Stories
September 20, 2021

Miatta Kawinzi Illuminates Spaces of Connection and Possibility Across Place, Space, and Time

Lineage, cultural hybridity and multiplicity, the liberatory and regenerative potential of softness, and the deep and steady yearning for the reparative are fundamental to the Fall 2021 Teiger Mentor in the Arts.

By Patti Witten

Miatta Kawinzi, Untitled (Santo Domingo) (2019), digital photograph, dimensions variable. photo / provided


Brooklyn–based multi-disciplinary artist, writer, and educator Miatta Kawinzi is a Kenyan-Liberian-American raised in Tennessee and Kentucky. In her practice, she traces the various complexities of the global African diaspora, exploring questions around hierarchy, Indigeneity across continents, multiplicities and complexities of Blackness, cultural fragmentation, and what she calls "the deep and steady yearning for the reparative."

Kawinzi's recent work has taken the form of sculptural multi-media installation, analog and digital film/video, soundscape, and embodied photography. 

"My work is driven by questions and my process of making often involves embodied research, travel, and improvisation as I trace ideas through different forms, piecing together fragments into larger wholes," she says. "I see poetics, appearing as constellations of text and language across different media, as a connecting thread."
 

Installation views at CUE Art Foundation, New York City. Left: SHE GATHER ME (2021), HD color video and 16mm color film transferred to video with two-channel audio, three wooden rocking chairs, silver mylar floor. Right: SHE GATHER ME (2021), detail. The title is taken from a character and dialogue in Toni Morrison's 1987 novel, Beloved. images / provided


Kawinzi's Black U.S. Southern cultural background and familial influences from Liberia, West Africa, and Kenya are deeply evident as she engages an ongoing exploration around cultural hybridity and multiplicity. She finds radical possibility in what she calls an exploration of the liberatory and regenerative potential and language of softness, "illuminating and questioning structures of hardness, meditating on dual notions of fragility and strength."

The exploration of softness has roots in her personal life.

"Growing up I was always called 'sensitive,' sometimes dismissively," she says. "Yet I have come to embrace this attentiveness to the world around me as a rich place from which to reflect on connectivity. There are many restrictive societal tropes in the U.S. surrounding Black women and unflappable stoicism. I find it important to deliberately claim and expand on softness as well."
 

Detail from New Patterns (2021), colored pencil on paper transferred to digital print; inset The fragrance of our blooming (2021), archival pigment print, 20" x 24". image / provided
 

"Currently, I am turning to my maternal familial lineage to expand on research and creative interpretation that thinks through historical, contemporary, and speculative relationships between the U.S. and Liberia — the West African nation founded in the 1800s in part by the American Colonization Society and as a destination for Black people to return to the continent from the Americas," she says.
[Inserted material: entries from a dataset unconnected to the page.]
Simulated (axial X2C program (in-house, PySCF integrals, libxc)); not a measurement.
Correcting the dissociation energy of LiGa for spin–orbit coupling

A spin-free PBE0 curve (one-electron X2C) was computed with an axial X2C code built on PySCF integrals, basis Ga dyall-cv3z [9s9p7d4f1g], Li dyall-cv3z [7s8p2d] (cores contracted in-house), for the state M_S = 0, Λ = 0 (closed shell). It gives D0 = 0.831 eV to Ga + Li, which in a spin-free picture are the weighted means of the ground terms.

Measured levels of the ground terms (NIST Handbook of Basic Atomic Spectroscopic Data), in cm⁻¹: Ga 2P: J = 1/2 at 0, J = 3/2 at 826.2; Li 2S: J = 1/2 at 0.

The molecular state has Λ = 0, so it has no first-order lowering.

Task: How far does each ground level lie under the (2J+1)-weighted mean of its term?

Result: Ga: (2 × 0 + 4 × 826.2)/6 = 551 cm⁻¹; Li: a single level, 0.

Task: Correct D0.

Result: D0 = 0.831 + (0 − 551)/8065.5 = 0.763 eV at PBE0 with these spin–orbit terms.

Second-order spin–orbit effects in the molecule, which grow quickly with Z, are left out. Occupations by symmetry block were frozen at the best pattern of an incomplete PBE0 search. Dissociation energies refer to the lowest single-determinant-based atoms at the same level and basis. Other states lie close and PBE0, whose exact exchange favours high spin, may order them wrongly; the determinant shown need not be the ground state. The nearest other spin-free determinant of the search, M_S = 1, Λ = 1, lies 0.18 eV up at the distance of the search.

"As always, with this work, I am seeking to find and illuminate spaces of connection, renewal, and possibility across time, space, and geography."
 

"This contemporary moment feels incredibly fraught, and that makes the impulse to feel even more important to cultivating spaces from which to consider and enact alternative possibilities, together." Miatta Kawinzi, 2021 Teiger Mentor in the Arts
 

Libration (2019), HD color video projection, four-channel audio, elastic, thread, installation view from Resident Artist Exhibition at Red Bull Arts Detroit, Detroit, Michigan. photo / provided
 

"The Department of Art is pleased to invite Miatta Kawinzi's teachings and share her voice with our students and the Cornell community," says Paul Ramírez Jonas, department chair. "As an artist focused on radical possibility and reimagining, her mentorship and dialogue with graduate students in their studios this fall will bring unique insight into our current moment, both culturally and as it relates to art practice, and so immense value to the development of their creative practices."

Kawinzi also looks forward to thinking with and alongside M.F.A. students in both classroom and studio environments. Her graduate seminar is thematically centered around the idea of "imagining otherwise," after artist and scholar Ashon Crawley's concept of "otherwise" as a space of radical possibility.

"For me," she says, "teaching is always about a reciprocal exchange creating space within the classroom to consider and imagine things differently."

In addition to studio visits and her seminar, Kawinzi will present an artist talk titled Notes on Possibility, on September 30 at 5:15 p.m. 

Exhibition view of SHE GATHER ME and River City from Soft is Strong at CUE Art Foundation, New York City, 2021. photo / Adam Reich.


Kawinzi's work has been presented in New York City at CUE Art Foundation, the Studio Museum in Harlem, the Museum of the Moving Image, as well as MoMA PopRally and Red Bull Arts Detroit, among other spaces. She is the recipient of the 2021–22 Jerome Hill Artist Fellowship, the 2021 New York Artadia Award, the 2019 Bemis Center Alumni Award, and the 2018 Barbara Hammer Lesbian Experimental Filmmaking Grant administered by Queer|Art. She has taught at Hampshire College and the University of Richmond, and her artist residencies include the Tulsa Artist Fellowship, P.O.V. Spark in partnership with the Smithsonian's National Museum of African American History & Culture (New York City, Washington, DC, and Venice); and the Cité Internationale des Arts in Paris.

The Teiger Mentor in the Arts is a program in AAP's Department of Art that hosts internationally acclaimed artists to work with fine art students.